Being out on the web, I get so many emails from people asking for help identifying pieces, woods, etc. I would love to be able to reply to them all, but its just not possible (hey – anyone want to pay me for this?
) But this particular one which came in a few days ago caught my eye:
“I came across your excellent website and was wondering if you’d be able to help me with a cabinet I recently purchased at auction. I would have happily said it was the usual modern copy except the hand painted panels are very unusual and too much effort has gone into them. A Chinese friend has translated them and they seem to tell the story of a girl asked to join the communist party to route out the enemy. I’ve never seen such panels on a Chinese cabinet before and guess its 1950′s just after the revolution. Given your experience in the matter I was wondering about your take on them and if you have seen similar pieces before? Is it a modern fake etc or a patriotic country piece?”
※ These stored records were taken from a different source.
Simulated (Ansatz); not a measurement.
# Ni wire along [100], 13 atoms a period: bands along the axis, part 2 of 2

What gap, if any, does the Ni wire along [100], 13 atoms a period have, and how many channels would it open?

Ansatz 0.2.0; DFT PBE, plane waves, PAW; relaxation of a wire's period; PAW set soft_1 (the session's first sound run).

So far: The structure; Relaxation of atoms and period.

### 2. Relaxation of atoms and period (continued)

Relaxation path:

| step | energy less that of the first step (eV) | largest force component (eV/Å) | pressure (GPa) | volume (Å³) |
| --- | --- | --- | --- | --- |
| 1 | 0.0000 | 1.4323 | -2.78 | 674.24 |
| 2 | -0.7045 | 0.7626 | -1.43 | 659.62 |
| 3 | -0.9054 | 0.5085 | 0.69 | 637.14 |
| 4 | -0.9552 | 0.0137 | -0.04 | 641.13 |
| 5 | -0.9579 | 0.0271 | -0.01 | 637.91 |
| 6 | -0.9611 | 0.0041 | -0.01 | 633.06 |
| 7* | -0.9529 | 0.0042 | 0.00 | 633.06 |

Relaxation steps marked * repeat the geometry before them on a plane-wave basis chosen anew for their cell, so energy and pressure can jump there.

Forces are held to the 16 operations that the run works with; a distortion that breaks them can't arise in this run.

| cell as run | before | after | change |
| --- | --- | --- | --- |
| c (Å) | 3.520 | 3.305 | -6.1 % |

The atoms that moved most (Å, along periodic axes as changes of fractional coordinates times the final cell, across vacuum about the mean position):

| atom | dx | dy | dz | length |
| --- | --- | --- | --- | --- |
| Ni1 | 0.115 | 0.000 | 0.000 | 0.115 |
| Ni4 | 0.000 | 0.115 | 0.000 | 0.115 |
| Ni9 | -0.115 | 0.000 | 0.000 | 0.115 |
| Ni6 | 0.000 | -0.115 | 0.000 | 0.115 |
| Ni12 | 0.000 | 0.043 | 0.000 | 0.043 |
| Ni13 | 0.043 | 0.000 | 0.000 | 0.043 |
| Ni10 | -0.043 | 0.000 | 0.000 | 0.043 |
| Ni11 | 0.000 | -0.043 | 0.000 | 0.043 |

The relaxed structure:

The short answer would be yes, the cabinet is old with more recent paintings likely applied in the late 1960ies on top of the original ones. But that’s the short answer. To properly answer this question, we need to rewind back to the late 1960′ies/early 1970′ies during the time of the Great Proletarian Cultural Revolution, or more commonly referred to as simply “the cultural revolution” For those who are unaware of this unique period in China’s recent history, then STOP HERE.
You need to first have some brief historical background on these events and so have read at the wikipedia page on the cultural revolution. We will also discuss the role of the “red guards“ (紅衛兵) which you will already be familiar with (again – having already at least scanned the wikipedia page). In past posts we have also discussed the “great leap forward” and its effect on Chinese antiques, so again pause and have a quick read on this subject before moving forward. Both events are significant and had a devastating effect on Chinese antiques. I could easily sidetracked here as these are fascinating historical periods. So we will keep it simple and stick with discussing the “destruction of the four olds” campaign (破四旧立四新) and how it effected Chinese antiques.

“The Four Olds” (破四旧立四新) were essentially old customs, old culture, old habits and old ideas, with the reasoning that these “four olds” were responsible for the holding back of China’s development. Of course, today now know these events were in reality essentially just an internal power struggle. Nevertheless, this was not a very good time be an antique or even an owner of antiques. While numbers have never been completely tallied or estimated, massive incalculable damage was sustained to all of China’s antiquities and cultural heritage. Antiques were destroyed and/or confiscated (and in some cases simply stolen) by the red guards (紅衛兵) who searched and ransacked homes of those considered to be bourgeois. Chinese literature, scrolls and other classics were burned, paintings torn apart, murals defaced and priceless antiquities shattered to pieces. Even families’ long-kept genealogy books and ancestor paintings were confiscated or worse, burned to ashes. Tangible history in large batches was lost forever.

Nothing was safe. In addition to attacking and destroying private property, the red guards went after (and often succeeded) public property as well. Libraries were ransacked, monuments destroyed or severely damaged and religious sites and tombs of historical figures were desecrated. In Beijing, Red guards stored the Ming Dynasty tomb of Wan Li and destroyed not only priceless artifacts but the emperor and empress’s remains were then publicly denounced and burned. According to the book “Mao’s Last Revolution” by the end of the cultural revolution, 4922 of the 6843 sites in Beijing officially designated as of “historical interest” had been destroyed. The forbidden city only barely managed to escape this mass chaos.
In one of the worst acts of vandalism towards a priceless cultural relic, over 200 students from Beijing Normal University traveled by train in 1966 to the 2000+ year old temple of Confucius in Shandong with the express aim of thoroughly demolishing it. While the temple itself survived, over 6618 cultural artifacts from paintings to scrolls to graves were destroyed. Documented in the images above and below, these photos are striking as they depict red guards vandalizing the temple. Today this very same temple is a Unesco World Heritage Site.